NFL Week Three Picks
Here are the Completely Random Arbitrary Picks (CRAP) for Week 3:
WEEK 3
Tampa Bay 34, Carolina 31
Chicago 10, Minnesota 9
Pittsburgh 28, Cincinnati 27
Green Bay 38, Detroit 0
Jacksonville 23, Indianapolis 20
Buffalo 26, N.Y. Jets 9
Tennessee 20, Miami 13
Houston 31, Washington 22
Cleveland 34, Baltimore 23
N.Y. Giants 34, Seattle 31
Philadelphia 23, San Francisco 3
Arizona 24, St. Louis 23
New England 27, Denver 3
New Orleans 17, Atlanta 13
On the year, I have a losing record (13-19), but I feel pretty good about this week; the old random number generator has some plausible upsets (Houston over Washington, Jax over Indy) as well as some real howlers (no way Cleveland is putting up 34 on Baltimore). I have a good feeling about predicting the Philly and Pittsburgh games correctly. (Here are Peter King’s picks, for comparison; he’s 18-14 on the young year.)
In survival football this week, I’m going with Miami, which is a scary pick. The Dolphins haven’t shown anybody a damn thing except that maybe Nick Saban should have gone and had lunch with the President that time. But Tennessee is a 11-point underdog, and they’re more putrid than Miami so far this year. At least Miami lost to the defending world champs at the Ketchup Bottle and got nipped by the pesky Bills. And if I pick Miami this week, I don’t have to deal with them the rest of the year, so there’s that.
Of course, if you’re going to pick an 0-2 team in a game against a putrid opponent, why not pick the Washington Redskins? Reason: the Redskins are on the road, for one thing (also why I’m not taking the Eagles over the Niners). And you have a better QB matchup with the Miami game; David Carr, whatever his faults, is a better signal-caller than Mark Brunell at this point in his career.

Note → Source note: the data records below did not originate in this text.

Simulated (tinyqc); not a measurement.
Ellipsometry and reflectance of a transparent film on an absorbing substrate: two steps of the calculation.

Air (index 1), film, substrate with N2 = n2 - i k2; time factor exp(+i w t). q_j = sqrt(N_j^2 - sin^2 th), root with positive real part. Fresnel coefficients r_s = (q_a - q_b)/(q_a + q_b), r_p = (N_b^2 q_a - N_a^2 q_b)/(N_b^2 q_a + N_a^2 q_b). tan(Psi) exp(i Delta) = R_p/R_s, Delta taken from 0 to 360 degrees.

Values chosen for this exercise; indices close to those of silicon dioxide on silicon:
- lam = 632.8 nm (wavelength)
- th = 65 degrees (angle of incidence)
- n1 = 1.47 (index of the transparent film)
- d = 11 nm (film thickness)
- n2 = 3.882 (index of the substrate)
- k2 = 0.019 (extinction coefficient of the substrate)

It’s also very, very tempting to take the Packers over the Lions, but we really don’t know which team is more putrid at this point in time. I suspect it’s the Lions that are more putrid, but they played the Seahawks mighty tough, so you can’t really pick against them. Same with taking Carolina over Tampa; the Panthers just aren’t strong enough favorites.
It’s a tough week, and I’m not very confident about my pick. We’ll see what happens.
UPDATE: Now I don’t know what to do. The Sports Guy spends an entire column ripping, just ripping poor Daunte Culpepper, and I’m reading the whole thing thinking, great galloping Godzilla, am I mental for taking Miami here? And then he says:
DOLPHINS (-10.5) over Titans
Forget about Culpepper — Miami’s defense covers this spread by itself.
Well, okay then.
Having said that, after taking a second look, he’s taking just three favorites this week — the Dolphins, Carolina, which has the same exact situation (0-2, facing a potentially horrid team with a weak QB) and the Seahawks, who I took in Week One. So that leaves the Dolphins – I’m not taking Carolina on the road without Steve Smith. So there you go.